Troll - it depends on if you wash them or not. The chicken puts on a natural coating called bloom that allows a chicken egg to stay completely viable in just about any weather or conditions for the couple of weeks that it takes for the chicken to lay enough eggs to have a complete clutch. After that if you don't wash the bloom off and store it at room temp in your house those eggs will taste and be almost as nutritious as the day they were laid for months. If you want to go longer they used to preserve eggs by immersing them in a good quality olive oil. Why eggs go bad is because the shells are porous and it is oxygenation that breaks the interiors down over time. Olive oil in a way prolongs the bloom effect. But in the "olden days" they used certain techniques to help eggs to ferment properly. If you do this then you can have eggs that would be better than good for years. I have never tried to ferment eggs though because mine never last very long at all.

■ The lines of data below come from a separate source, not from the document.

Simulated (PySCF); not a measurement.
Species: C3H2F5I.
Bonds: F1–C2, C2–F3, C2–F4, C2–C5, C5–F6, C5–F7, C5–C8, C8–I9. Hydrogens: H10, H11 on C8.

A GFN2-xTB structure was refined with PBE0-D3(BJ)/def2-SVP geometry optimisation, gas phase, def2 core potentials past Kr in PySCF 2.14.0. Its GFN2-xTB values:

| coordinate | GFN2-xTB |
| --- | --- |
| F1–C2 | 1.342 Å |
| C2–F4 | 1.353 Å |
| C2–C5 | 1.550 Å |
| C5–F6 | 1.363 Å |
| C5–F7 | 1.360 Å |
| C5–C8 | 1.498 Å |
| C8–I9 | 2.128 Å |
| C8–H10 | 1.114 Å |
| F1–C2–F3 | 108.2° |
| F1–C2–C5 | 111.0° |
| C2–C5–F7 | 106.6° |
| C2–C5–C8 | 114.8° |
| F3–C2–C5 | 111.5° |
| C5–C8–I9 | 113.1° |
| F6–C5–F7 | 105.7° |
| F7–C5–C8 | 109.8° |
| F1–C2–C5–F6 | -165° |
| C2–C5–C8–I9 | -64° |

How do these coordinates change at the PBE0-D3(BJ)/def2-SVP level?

You have to start with good fresh eggs from chickens that were fed right and that are not washed. That's the ticket. If you are talking about having a store for at least half a year (I would think - but google it) all you need is some olive oil. The whites break down before the yolks by the way as they are closest to the shell and get the oxygenation first. The white is only backup nutrition for the growing chick and a buffer for shocks etc. Make sure your egg yolks are round, the whites are thick and those stringy things on the end are still there. Those stringy things are what hold the inside of the egg to the shell in place and are the first thing to break down as the inside starts to separate from the shell with oxygenation.
I learned all this kind of stuff years back when I was studying chicken books before I got my girls. If you really want to understand eggs - it's the chicken nerds ya gotta ask.
Oh - and don't put your eggs in plastic please. Why eat plastic as shells are absorbent? Yuck. There are many better things to store them in than that. They used to store eggs in ashes from the fire. I'm not sure about that either. They used to bury them too. But when researching it I decided that olive oil was the best choice.